(2016) Justin Richards, BBC Books, £12.99, hrdbk, 496pp, ISBN 978-1-785-94026-2
There is much currently coming out from BBC Books building on Doctor Who's franchise success. True, the franchise in 2015 saw low ratings but this was due to absurd scheduling by the BBC in a weekend ratings war with ITV: the franchise has remained as popular if its web and blogosphere profile, not to mention BookScan data, is to be believed. But it remains popular given the figures for repeat and i-Player showings, and now fans have another book on the Time Lord to collect with Doctor Who: 365 days.
This is a title with a difference; what it does is to have a page on each of the year's 366 days (the leap year 29th February is included). These pages either recount events from the series where the script makes it explicit as to the day episode events have taken place or, in the real world, and episode was first broadcast.
This is a book that Dr Who fans will like to dip into. I can see it being bedtime reading when you just want a few minutes to settle down and a page is just the right length. Dr Who fan groups and conventions could also use it to theme activities for their events' specific dates.
It is packed with information and there is truly much there to discover. However it is not complete. While I am not sufficiently a diehard Dr Who fan to have an encyclopaedic knowledge, I know enough to test it out. And so I was a little disappointed that while 23rd November noted the series first ever broadcast in 1963, it did not mention that a later Doctor was also in London on that same date and that Ace just missed seeing the first episode on TV in 'Remembrance of the Daleks'. Having said that the entry for 5th October does mention the seventh Doctor and Ace returning to London (as the 5th October was the day ' Remembrance of the Daleks' was broadcast, but not the aforementioned just miss seeing Dr Who on TV. All this makes the book a bit of Whovian fun as opposed to a reference work, which it so easily could have been (especially if they had an index of adventures, characters and monsters in the back) if Richards had gone the extra mile and this would have certainly garnered it extra sales.

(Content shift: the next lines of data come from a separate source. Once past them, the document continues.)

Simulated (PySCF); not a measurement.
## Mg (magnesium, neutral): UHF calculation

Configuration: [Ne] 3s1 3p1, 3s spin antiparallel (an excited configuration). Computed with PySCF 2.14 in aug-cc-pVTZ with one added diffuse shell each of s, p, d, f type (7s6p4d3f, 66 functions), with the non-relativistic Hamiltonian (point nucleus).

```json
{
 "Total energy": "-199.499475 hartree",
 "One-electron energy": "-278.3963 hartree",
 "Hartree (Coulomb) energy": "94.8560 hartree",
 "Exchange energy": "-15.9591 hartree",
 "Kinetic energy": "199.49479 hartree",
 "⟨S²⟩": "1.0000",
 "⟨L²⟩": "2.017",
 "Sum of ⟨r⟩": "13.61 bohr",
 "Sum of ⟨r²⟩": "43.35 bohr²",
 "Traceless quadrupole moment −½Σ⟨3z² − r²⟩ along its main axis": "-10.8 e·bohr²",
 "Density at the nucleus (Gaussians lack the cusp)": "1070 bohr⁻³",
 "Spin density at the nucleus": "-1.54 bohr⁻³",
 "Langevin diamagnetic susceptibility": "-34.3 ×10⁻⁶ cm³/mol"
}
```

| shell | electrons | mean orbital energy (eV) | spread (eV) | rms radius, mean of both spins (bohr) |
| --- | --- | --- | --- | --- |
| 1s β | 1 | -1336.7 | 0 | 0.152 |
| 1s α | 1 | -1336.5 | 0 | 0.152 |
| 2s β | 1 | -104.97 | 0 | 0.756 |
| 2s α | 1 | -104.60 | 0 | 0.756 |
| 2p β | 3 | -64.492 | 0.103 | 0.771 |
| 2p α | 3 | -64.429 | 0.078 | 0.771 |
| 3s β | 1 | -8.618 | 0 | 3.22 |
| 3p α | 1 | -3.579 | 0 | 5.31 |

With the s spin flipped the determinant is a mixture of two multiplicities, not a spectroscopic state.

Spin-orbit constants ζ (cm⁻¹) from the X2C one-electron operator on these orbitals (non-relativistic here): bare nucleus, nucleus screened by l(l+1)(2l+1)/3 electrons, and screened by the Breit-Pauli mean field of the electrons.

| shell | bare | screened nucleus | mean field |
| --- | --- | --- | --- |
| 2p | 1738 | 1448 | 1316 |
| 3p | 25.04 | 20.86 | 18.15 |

OK, so it is not a reference work, but it is more than a bit of fun for dipping into rather than reading from beginning to end. For example, the programme has been around for so long that I had quite forgotten details such as how Davros kept surviving having been, what we thought, killed for certain. As such it helped make certain story arcs more coherent in the context of the franchise's whole oeuvre. It also made me realise that we really quite badly need a good, thoroughly cross-referenced encyclopaedia (hint, hint BBC Books). Nonetheless, and especially at nigh on £13 for a hardback, this is something that more seasoned Dr Who fans will enjoy.